2. See this bike? It's not like yours.
Notice that my bike is different to yours? Its a triathlon bike. That might not mean much to you, but I can assure you there is one important difference that will make you take notice if you were gulping off my wheel and there was suddenly an accident.

When I'm on aerobars, I can go faster. Thats probably one of the reasons your hanging off my wheel. However, one of the flaws with this design is I have no immediate access to brakes. This is of minor concern to me when I am riding by myself as I can sort myself out; it becomes a big concern to me if I have some lazy nugget on my back wheel, chatting and paying no attention. Let me be clear - I don't know you, we're not friends, your not in my club and I have no idea how many more of you are hanging off me. When I am riding on aerobars, I am thinking about my own safety. If there is an accident or if I need to swerve, change direction or something else happens, I will not be thinking about you first - and I will need another 3 seconds or so to get to my brakes. I don't need to added stress of knowing you and your mates are right behind me, ready to ride up my ass if something happens quickly.  Notice how packs of riders don't ride together on triathlon bikes? Yeah there's a reason for that.
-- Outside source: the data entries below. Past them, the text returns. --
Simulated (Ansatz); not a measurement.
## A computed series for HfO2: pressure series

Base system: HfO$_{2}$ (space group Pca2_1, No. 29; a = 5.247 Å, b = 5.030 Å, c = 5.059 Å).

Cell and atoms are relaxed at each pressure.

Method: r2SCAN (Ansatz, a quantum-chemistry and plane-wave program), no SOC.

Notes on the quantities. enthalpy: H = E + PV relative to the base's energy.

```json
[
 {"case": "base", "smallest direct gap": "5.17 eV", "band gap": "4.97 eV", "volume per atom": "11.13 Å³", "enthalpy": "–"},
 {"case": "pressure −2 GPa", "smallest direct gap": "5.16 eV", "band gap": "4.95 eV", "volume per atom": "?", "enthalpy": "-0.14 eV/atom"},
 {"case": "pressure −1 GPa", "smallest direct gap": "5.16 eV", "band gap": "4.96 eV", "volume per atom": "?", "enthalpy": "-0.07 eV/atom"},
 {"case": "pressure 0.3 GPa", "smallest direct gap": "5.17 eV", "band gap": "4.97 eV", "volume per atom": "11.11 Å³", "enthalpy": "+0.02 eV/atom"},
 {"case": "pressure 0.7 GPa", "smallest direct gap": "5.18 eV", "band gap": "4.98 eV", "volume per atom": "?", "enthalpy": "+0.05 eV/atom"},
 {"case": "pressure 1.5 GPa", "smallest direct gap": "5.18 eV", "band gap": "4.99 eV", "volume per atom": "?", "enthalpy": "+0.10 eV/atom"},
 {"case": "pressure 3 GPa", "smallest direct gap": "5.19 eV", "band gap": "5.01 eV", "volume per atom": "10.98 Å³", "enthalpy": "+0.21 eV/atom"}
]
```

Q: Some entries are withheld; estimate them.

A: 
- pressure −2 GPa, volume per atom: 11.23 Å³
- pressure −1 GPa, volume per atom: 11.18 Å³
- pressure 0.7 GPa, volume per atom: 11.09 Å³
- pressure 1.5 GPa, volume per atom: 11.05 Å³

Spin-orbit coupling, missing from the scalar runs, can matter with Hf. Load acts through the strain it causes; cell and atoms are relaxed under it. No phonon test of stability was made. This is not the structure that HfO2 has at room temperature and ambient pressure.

3. I'm sorry, are we friends?
I'm not out to have a chat with strangers during training rides. Don't sit on my wheel, then come up next to me and try and chat to me for the next hour like that makes it all better. It doesn't. Stop talking.

4. Wind sucks
Wind sucks. Absolutely it does, we all know it. Riding in wind is tough work. But that is what makes you a better rider. You know why your sitting on my wheel and not the other way around? Because I ride into wind all the time. Without sitting on people's wheels.

5. I'm not anti drafting
I get that there's benefits to organised drafting and group rides. It can be a useful training tool. What I am sick of, and I'm sure others are too, are people who choose to "go out for a ride" and do nothing but attach themselves to a rider - usually uninvited - and get sucked along which achieves nothing much more then wearing down your tyres. Here's a tip - if you are someone who is prone to attaching yourself to someone's back wheel, and that someone keeps turning their head to look at you - get off their wheel. You've just received the Beach Road Cyclist Code to f**k off.  In the nicest, cycling friendly way possible.

6. For the love of god, wear appropriate lycra
With the number of online shops, there is absolutely no excuse for ill fitting cycling gear. I don't want to see your belly poking out from under your jersey; I really don't want to see your crack through the (often) beige or white knicks that should have been retired about 10 rides earlier. I've checked and sizes go up to something like XXXXL. Do us all a favour.

7. To all the men who do none of the above...
Thank you. Especially thank you to those who offer little words of encouragement when they see me pushing along by myself, who slow down if they see me on the side of the road with a puncture or some other problem. To those who say good morning at the lights or have a chat when you're refuelling. To the genuinely nice people out on Beach Road training, getting exercise and just going about their business without hassling other people. That is what makes the training rides enjoyable and, particularly on the tough days when the wind is bitching and the rain is falling, its nice to know we're all in this together.

Riding the wave

Yesterday, I confronted this:


I almost did have a little brick wall cry with frustration. I did grunt some unattractive sounds as I battled with the wind trainer and with a body that wasn't doing what it was told, with muscles that just didn't want to give me any love and with my own fragile emotional state.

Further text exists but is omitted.